Fed Downshifts to Half-Point Hike, Sees 5.1% Rate Next Year

The Federal Reserve downshifted its rapid pace of interest-rate hikes while signaling that borrowing costs, now the highest since 2007, will outstrip investors’ expectations as the central bank works to rein in inflation.

The Federal Open Market Committee raised its benchmark rate by 50 basis points to a 4.25% to 4.5% target range. Policymakers projected rates would end next year at 5.1%, according to their median forecast, before being cut to 4.1% in 2024 — a higher level than previously indicated.

“The committee anticipates that ongoing increases in the target range will be appropriate in order to attain a stance of monetary policy that is sufficiently restrictive to return inflation to 2% over time,” the FOMC said in its statement, repeating language it has used in previous communications.

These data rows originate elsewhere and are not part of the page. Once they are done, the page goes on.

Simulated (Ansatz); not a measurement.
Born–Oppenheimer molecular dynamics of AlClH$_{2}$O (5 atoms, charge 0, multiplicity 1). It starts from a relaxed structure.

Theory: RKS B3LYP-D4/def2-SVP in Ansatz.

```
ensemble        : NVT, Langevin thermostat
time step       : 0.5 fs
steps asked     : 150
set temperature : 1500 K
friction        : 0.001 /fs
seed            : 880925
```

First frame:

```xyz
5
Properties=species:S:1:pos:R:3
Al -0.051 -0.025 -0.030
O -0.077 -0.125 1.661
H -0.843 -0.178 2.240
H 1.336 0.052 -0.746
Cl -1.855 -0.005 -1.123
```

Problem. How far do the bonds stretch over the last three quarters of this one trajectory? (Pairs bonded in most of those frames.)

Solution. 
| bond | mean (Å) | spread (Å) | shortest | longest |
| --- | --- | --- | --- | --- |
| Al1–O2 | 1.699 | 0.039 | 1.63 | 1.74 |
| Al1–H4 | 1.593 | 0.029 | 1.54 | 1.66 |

Following the hawkish projections, Treasury yields rose, the S&P 500 index dropped and the dollar index pared losses on the day.

Investors had been speculated that the Fed would soon pause its hikes after financial conditions eased. Until Wednesday, stocks had risen, while mortgage rates and the dollar had fallen since Powell last month suggested a policy shift was coming. They’d also bet rates would reach about 4.8% in May, followed by cuts totaling 50 basis points in the second half of the year.

The vote was unanimous.

Fed Chair Jerome Powell, who holds a press conference at 2:30 p.m. in Washington, had previously signaled plans to moderate hikes, while emphasizing that the pace of tightening is less significant than the peak and the duration of rates at a high level.

The decision follows four consecutive 75 basis-point hikes that have boosted rates at the fastest pace since Paul Volcker led the central bank in the 1980s.